Introduction to Production Cost Analysis

Introduction to Production Cost Analysis

Effective power system planning isn’t just about planning for the worst scenarios, but is also about economics. Production cost modeling provides a critical tool, allowing planners to simulate power system market operations and quantify the financial impacts of different scenarios. This post will describe the vital role of this tool in shaping cost-conscious transmission infrastructure.

Background

At a high level, production cost analysis involves simulating the operation of a power system over a period of time, typically a year, to determine the total costs of electricity production. By modeling the dispatch of generators to meet load at the lowest possible cost while respecting system limitations, this analysis provides crucial insights into the total cost of electricity production for a wide range of use cases, which can include evaluation of generation portfolios, transmission planning, evaluation of congestion and curtailment risk, revenue forecasting, and emissions analysis.

Modeling

As with other types of power system analysis, production cost analysis starts with modeling. A production cost model begins with a representation of network topology, whether using a simplified “pipe and bubble” zonal topology, or using detailed nodal topology imported from a power flow model.

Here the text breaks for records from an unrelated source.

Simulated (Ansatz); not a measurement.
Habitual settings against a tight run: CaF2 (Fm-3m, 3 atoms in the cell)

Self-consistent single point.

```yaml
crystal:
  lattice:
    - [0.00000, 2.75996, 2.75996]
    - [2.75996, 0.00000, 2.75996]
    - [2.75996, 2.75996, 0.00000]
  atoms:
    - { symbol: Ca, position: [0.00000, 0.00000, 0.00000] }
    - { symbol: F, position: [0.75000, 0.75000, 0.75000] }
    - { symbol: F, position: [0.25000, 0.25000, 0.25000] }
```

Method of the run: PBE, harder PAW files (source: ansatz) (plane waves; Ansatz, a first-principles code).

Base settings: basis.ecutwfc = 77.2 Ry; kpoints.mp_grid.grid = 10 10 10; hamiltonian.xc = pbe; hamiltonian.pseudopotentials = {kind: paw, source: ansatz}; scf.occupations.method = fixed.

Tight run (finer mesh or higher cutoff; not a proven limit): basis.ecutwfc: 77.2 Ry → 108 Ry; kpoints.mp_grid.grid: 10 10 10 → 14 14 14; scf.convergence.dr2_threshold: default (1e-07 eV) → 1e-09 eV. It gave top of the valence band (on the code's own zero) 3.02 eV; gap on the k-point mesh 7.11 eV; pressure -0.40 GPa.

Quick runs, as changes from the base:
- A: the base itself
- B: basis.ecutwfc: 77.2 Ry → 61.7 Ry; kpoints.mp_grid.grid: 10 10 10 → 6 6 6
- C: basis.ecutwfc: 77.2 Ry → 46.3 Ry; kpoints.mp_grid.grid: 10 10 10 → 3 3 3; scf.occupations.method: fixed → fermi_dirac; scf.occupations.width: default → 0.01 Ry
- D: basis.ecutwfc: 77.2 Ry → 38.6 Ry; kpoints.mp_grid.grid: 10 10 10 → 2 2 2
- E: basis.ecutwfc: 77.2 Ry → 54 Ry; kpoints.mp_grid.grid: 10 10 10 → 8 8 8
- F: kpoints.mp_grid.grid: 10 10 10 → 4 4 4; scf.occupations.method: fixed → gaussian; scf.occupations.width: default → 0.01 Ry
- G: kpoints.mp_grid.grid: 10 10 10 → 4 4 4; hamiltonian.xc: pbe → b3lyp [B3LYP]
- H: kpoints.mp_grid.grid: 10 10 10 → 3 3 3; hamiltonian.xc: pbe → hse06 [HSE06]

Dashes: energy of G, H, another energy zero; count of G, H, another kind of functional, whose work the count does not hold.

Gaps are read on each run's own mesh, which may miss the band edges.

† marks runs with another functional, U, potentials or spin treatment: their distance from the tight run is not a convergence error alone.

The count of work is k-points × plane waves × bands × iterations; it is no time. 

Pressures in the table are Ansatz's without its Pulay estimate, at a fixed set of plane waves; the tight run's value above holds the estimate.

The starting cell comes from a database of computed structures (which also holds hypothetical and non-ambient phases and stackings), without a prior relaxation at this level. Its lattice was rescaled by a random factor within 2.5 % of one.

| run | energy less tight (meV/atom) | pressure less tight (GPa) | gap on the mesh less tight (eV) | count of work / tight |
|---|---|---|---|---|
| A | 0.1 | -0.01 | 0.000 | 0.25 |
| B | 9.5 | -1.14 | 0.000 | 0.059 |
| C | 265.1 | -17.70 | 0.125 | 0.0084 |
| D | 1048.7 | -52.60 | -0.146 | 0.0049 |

From here, transmission constraints are defined, either as paths between zones in a zonal analysis, or as specific transmission elements in a nodal analysis. These transmission constraints are respected when committing and dispatching generators during simulation. As these are critical assumptions to make, a constraint analysis is usually warranted to choose the constraints with the most impact while minimizing the number of constraints to reduce market simulation runtime.

Generators with no fuel cost (e.g. wind, solar, hydro) are assigned time-series forecasts based on projected natural resource output for the location, usually based on historical trends. Conventional generators are also modeled with various operating characteristics such as ramp time, fuel consumption, and effluent production. Similarly, forecasted time-series profiles are assigned to loads, usually assigned on a zonal basis and allocated based on typical load weighting taking into account non-conforming loads.

While one model is often enough to make certain determinations, it is often useful to have another model to compare results against. For example, an engineer may want to evaluate the congestion reduction provided by a transmission upgrade. In this situation, the engineer would likely want to develop a base model without the upgrade and a study model with the upgrade to compare the analysis results.

Analysis

Once models are developed, market simulation may be performed. This simulation, mimicking an organized energy market, performs a Security Constrained Unit Commitment (SCUC) algorithm to optimize the generators committed at the beginning of each week for minimum cost subject to the user’s defined constraints while also considering generator operating characteristics, such as ramp time and outage schedules. The simulation then performs a Security Constrained Economic Dispatch (SCED) for each interval in the week to determine the specific generator dispatch to minimize cost subject to constraints while meeting load for the region.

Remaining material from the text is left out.